Researchers reconstructed the locomotion of pre-avian dinosaurs based on their footprints. Such “trace fossils” can record their behaviours while they were alive, providing additional information unavailable from reconstructions based solely on regular “body fossils”. Dr Pittman and his colleagues are specifically interested in how trace fossils can improve our understanding of the origin of flight in birds and their closest theropod relatives.
Dr Pittman, his long-time collaborator Dr Dececchi and their international colleagues explored the locomotion behaviours of a small microraptorine theropod dinosaur (Dromaeosauriformipes rarus) moving at high speed. Their analysis was based on a footprint trackway preserved in the Cretaceous-aged Jinju Formation in South Korea. The ratio of the animal’s stride to its footprint length was about 53, the highest known among a large dataset of 2,637 theropod trackways compiled by the study’s co-author Professor James Farlow of Purdue University Fort Wayne.
The team also reconstructed the hip height of D. rarus by comparing it to 17 microraptorine body fossils. Dr Dececchi said: “Our findings suggest that D. rarus would have needed to run at about 10.5 metres per second to create the trackway using solely hindlimb power. Given that this animal was about the size of a sparrow, such a speed is not realistic. Generally, larger animals can achieve higher absolute speeds. You can make comparisons between a wide range of animals, such as a horse, a dog and a rat, when speed is examined relative to body size. The relative speed shown by our tracks is higher than any living running animal, including ostriches and cheetahs. Instead, we propose that the trackway was produced at lower speeds, with the dinosaur elongating its stride length using the aerodynamic force generated by flapping its feathered arms.”
Regarding the study’s significance, Dr Pittman said: “Although the preserved trackway is not long enough to discern landing or taking off, it does preserve flap-running along a horizontal surface. As such, the study is significant in using trace fossils to better understand pre-avian dinosaurs and the origin of flight in birds. We can now move past debate about whether pre-avian dinosaurs used their arms to help them move before flight evolved, and start to uncover missing details like which species had these abilities, and when and to what extent they were developed.”

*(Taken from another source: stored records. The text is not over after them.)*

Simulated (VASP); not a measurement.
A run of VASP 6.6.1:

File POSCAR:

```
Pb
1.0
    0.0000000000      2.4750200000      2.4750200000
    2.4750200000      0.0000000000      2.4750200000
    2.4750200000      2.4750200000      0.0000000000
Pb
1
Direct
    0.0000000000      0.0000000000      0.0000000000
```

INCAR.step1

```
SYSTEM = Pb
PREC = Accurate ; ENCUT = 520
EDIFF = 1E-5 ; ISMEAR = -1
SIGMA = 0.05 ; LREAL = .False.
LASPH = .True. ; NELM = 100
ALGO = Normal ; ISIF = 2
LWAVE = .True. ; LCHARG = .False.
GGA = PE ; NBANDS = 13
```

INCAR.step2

Professor Anthony J. Martin, an international authority on modern and fossil traces, and acclaimed author, who was not part of the study, added: “I congratulate the authors for their comprehensive approach in studying this trackway, and thank them for giving future workers the means for finding more such trackways, which are likely far more common than supposed.”
The international team included Professor Kyung Soo Kim of Chinju National University of Education in South Korea, who excavated the trackway. The study is dedicated to the memory of coauthor Professor Martin G. Lockley, who inspired generations of scholars through his pioneering trackway research.